When employees and employers freely agree to arbitrate disputes and submit those disputes to an impartial decision-maker, chances are a federal court won’t reverse that decision.
In fact, courts are required to resolve doubts in favor of arbitration, so those who try to bring lawsuits don’t get a “second bite at the apple.”
Recent case: Noris Rogers was an electrician who signed a contract with KBR Technical Services to work for the company in Afghanistan. The agreement included a clause requiring arbitration to resolve any employment or contract claims.
Rogers complained to about alleged problems at the base in Afghanistan and demanded a one-way commercial plane ticket home. When KBR denied his request, he left the base without permission and tried to buy a ticket on his own. However, he lacked the appropriate visa, so he couldn’t leave on a commercial flight.
When Rogers tried to get back on base, he was detained for breaking the rules and sent to Bagram Air Field to wait for a military flight home. KBR fired him.

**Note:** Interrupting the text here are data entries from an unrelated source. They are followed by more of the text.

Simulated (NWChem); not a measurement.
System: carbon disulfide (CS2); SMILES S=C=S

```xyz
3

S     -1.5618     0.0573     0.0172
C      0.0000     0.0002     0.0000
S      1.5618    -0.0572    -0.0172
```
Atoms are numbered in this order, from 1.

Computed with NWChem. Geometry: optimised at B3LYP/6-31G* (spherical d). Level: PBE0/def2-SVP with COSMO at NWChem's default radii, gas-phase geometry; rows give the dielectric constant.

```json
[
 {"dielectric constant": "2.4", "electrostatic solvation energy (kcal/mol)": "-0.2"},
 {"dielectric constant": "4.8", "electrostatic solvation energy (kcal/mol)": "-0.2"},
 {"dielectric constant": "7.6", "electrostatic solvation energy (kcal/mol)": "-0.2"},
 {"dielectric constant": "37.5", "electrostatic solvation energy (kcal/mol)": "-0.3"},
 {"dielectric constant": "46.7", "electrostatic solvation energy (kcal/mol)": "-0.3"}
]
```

Rogers demanded arbitration, claiming the company owed him money for breaching the employment contract. When the arbitrator awarded him all of $252.84, he appealed.
The 5th Circuit Court of Appeals upheld the arbitrator’s decision, concluding the arbitrator’s decision was rational and based on the contract he was supposed to interpret. (Rogers v. KBR Technical Services, et al., No. 08-20036, 5th Cir., 2008)
Bottom line: When attorneys draft tight arbitration clauses, employers’ litigation costs often fall. But don’t rely on off-the-shelf forms—have your attorney prepare your arbitration agreements. Otherwise, you may end up spending more time and money defending the agreement in court.